No front desk. Check-in is via the app, and your phone is your room key. Rooms are spacious with hardwood floors, walk-in showers, and Egyptian cotton bedding. The larger studios and suites have kitchenettes. More well-designed aparthotel than traditional hotel. Michelin restaurant Savage on the 1st floor.

There is no front desk. No receptionist. No human being to greet you when you walk in. Everything at Revier runs through your phone, from check-in to room access. If that sounds liberating, you'll love it here. If your phone battery dies in the taxi from the airport, you have a problem.

The building sits in Kvadraturen, Oslo's oldest neighborhood, wedged between Akershus Fortress and the waterfront. Oslo Central Station is a short walk. The Opera House is close. You're in the thick of it without being on Karl Johan's tourist conveyor belt.

Rooms are sharp. Scandi-cool done right, with warm earth tones, Egyptian cotton bedding, and big flat-screens with streaming built in. Cleanliness is immaculate. Some units have small kitchenettes, which saves real money in a city where a lunch plate costs 250 NOK. No fridge in the standard rooms, though, which is annoying.

The food situation is the standout. Savage, the on-site restaurant, holds a Michelin star. Null Null does solid pasta for quicker meals. The rooftop bar, Revier Taket, has an enclosed orangery that works year-round. Breakfast, on the other hand, is underwhelming, a basic continental spread that doesn't match the rest of the building's ambition.

Lower floors and street-facing rooms catch weekend noise from the bars and rooftop crowd. No gym anywhere in the building. Book a table at Savage the second you confirm your room, not after you arrive.

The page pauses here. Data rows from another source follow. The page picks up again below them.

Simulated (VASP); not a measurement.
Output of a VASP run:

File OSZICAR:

The basement has an 18-seat screening room with curated film nights. Check the schedule, it's a solid way to spend a rainy Oslo evening.


Star rating
4

Hotel category
Boutique

Neighbourhood vibe


Kvadraturen is historic and walkable, with cobblestone streets between the fortress and the waterfront. Quiet on weekdays, livelier on weekend nights thanks to the bar scene.

What to do nearby


0.6km
See how Oslo transformed itself from a concrete highway junction into one of Europe's most swimmable, walkable waterfronts.
0.6km
Experience the public storytelling side of the Nobel Peace Prize through an immersive dark room with 1,000 fiber-optic laureate portraits, see an actual gold peace medal, and engage with current year exhibitions about conflict resolution 50 meters from where the actual prize ceremony happens.
0.7km
Watch classic Norwegian drama (such as Ibsen with English subtitles) in the 125-year-old gilded auditorium, or tour the Golden Hall and backstage areas where Norwegian cultural history has been performed for over a century.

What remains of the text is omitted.